1

Here's a weird .NET regex problem that I can't figure out. I'm trying to unparse some HTML in my forum app. I haven't changed the code, but in certain environments, the regex simply never returns. I can reproduce it in the app:

line 66: https://github.com/POPWorldMedia/POPForums/blob/master/PopForums/Services/TextParsingService.cs

text = Regex.Replace(text, @"(<iframe )(\S+ )*(src=""http://www.youtube.com/embed/)(\S+)("")( *\S+)*( */iframe>)", "http://www.youtube.com/watch?v=$4", RegexOptions.IgnoreCase);

The input string it's choking on is:

<p>This is an <strong>important</strong> <em>preview</em> of a post.</p>[quote]<p>This is a quote.<br /></p>[/quote]<p><iframe width="640" height="360" src="http://www.youtube.com/embed/Zey3WWThErw" frameborder="0" allowfullscreen></iframe></p><p>O look! YouTube!</p>

It will eventually time out here: http://regexlib.com/RETester.aspx

The host process, IIS in this case, goes to about 50% locally (one core, I assume) and never lets go or returns. I'm completely stumped. The same code is running on one of my sites in Azure and it doesn't choke there.

2
  • 3
    obligatory: stackoverflow.com/a/1732454/3312 Commented Oct 3, 2014 at 20:25
  • 1
    Yeah, I've seen that before, and I tend to reject it. This is a known and predictable pattern. Commented Oct 3, 2014 at 20:40

2 Answers 2

3

The (\S+ )* and ( *\S+)* parts cause a lot of backtracking.

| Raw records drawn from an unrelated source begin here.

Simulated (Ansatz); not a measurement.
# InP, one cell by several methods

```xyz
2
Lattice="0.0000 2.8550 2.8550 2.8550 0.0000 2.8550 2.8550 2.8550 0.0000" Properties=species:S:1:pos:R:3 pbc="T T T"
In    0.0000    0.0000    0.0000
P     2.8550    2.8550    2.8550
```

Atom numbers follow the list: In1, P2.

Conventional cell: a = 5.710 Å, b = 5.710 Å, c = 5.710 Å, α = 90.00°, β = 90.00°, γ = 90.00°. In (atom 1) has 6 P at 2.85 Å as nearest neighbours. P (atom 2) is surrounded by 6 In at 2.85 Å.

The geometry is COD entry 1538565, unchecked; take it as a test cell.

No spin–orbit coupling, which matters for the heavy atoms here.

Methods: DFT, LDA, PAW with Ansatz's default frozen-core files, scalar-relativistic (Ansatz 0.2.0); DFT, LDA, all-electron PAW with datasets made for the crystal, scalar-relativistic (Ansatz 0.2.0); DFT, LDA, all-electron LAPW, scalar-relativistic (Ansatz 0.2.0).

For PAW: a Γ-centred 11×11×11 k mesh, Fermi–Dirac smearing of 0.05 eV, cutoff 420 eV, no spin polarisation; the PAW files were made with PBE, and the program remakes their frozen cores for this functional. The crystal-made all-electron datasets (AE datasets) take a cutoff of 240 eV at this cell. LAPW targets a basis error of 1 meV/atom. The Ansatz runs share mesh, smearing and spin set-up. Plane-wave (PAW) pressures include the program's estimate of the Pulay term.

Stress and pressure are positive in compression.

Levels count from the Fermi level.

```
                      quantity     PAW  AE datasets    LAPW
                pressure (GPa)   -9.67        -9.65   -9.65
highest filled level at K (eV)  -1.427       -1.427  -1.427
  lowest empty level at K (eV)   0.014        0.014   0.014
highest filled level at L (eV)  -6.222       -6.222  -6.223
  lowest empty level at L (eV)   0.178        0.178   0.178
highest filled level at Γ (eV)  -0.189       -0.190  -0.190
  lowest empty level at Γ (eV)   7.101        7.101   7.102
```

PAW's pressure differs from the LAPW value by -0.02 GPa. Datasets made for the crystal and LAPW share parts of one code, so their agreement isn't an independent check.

Consider replacing them simply by .*. It is not 100% equivalent, but I think it should work with what I feel like you are trying to do.

text = Regex.Replace(text, @"(<iframe )(.)*(src=""http://www.youtube.com/embed/)(\S+)("")(.)*( */iframe>)", "http://www.youtube.com/watch?v=$4", RegexOptions.IgnoreCase);

You'll have other problems with that regex since it maches greedily. You might want to try this instead to make sure you don't have any problems if there are several iframe tags within your text.

text = Regex.Replace(text, @"(<iframe )(.)*?(src=""http://www.youtube.com/embed/)(\S+)("")(.)*?( */iframe>)", "http://www.youtube.com/watch?v=$4", RegexOptions.IgnoreCase);

As always, you should also consider using an HTML parser instead of regex for this kind of task.

Sign up to request clarification or add additional context in comments.

3 Comments

Yep, that did it! I knew it was a greed problem, but wasn't sure if I was doing it right. Thank you very much!
Why are you using (.)* and (.)*?? If you want to capture those bits, the quantifiers should be inside the group: (.*) and (.*?). But I don't think you need those groups at all.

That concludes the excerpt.